There is a danger with movies like this, particularly when written by adults who have also created for adults, to make the beats of the story too adult. But what is to be loved about Good Boys is that the central characters are allowed to be, as the title would imply, boys. They get money for their quest by selling Ascension cards. They talk about drinking in increments of “sips.” THEY CAN’T OPEN CHILD-PROOF CAPS. And incredibly, the messaging about bullying and consent – welcomed by the crowd, if the applause during those scenes was any indication – are both unequivocal and genuinely funny.

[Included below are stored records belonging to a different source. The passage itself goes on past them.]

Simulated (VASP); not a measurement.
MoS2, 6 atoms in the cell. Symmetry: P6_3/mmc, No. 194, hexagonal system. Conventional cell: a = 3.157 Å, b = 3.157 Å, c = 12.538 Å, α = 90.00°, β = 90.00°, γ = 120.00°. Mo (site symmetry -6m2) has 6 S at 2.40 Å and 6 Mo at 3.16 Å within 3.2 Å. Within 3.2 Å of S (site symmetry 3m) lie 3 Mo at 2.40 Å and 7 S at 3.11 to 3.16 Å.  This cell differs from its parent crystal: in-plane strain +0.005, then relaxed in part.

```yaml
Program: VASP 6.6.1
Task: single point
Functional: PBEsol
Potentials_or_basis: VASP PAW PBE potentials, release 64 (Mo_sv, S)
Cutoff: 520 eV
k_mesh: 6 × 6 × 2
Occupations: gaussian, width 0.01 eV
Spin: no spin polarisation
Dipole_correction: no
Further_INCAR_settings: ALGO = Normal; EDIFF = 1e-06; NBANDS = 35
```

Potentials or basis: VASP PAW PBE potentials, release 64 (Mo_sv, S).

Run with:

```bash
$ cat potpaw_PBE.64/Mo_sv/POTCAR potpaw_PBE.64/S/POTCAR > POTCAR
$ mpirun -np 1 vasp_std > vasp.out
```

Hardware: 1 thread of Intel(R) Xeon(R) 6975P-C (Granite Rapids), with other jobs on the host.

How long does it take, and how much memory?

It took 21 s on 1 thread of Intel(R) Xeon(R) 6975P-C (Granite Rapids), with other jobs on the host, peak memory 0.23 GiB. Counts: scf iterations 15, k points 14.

The film and its premise rest solidly on the not-yet-broad shoulders on its three child leads: Jacob Tremblay, Brady Noon, and Keith L. Williams. The movie requires them to be believably childlike, but also aware enough to manage the emotional scenes that pop up along the way. I am pleased to report that they nailed it. The trio carry the movie effortlessly, even in the raunchier or more mature moments. Following the premiere, Tremblay joked about being “shocked and appalled” about “what Seth and Evan told [him] would be a PG movie for kids!” When asked if they had read the script with their parents, Noon said simply “I did not,” while Williams said of reading it with my mom, “[she] just told me to pray on it and it would be fine.”

Prior festival films like last year’s Blockers and this year’s Booksmart have continued to shine a light on the coming-of-age that happens in high school, following in the long tradition of these types of movies. But I’m not too old to remember the parts of that journey that happened in middle school, and I’m so happy to be seeing that part of the experience on film- notably with Bo Burnham’s Eighth Grade, and now with Good Boys. It’s a great reminder of awkward moments with parents, that fervent urge to be someone you’re supposed to be, and the sweet and innocent comfort of finding your place with your friends.

Good Boys will head to theaters nationwide on August 16, 2019.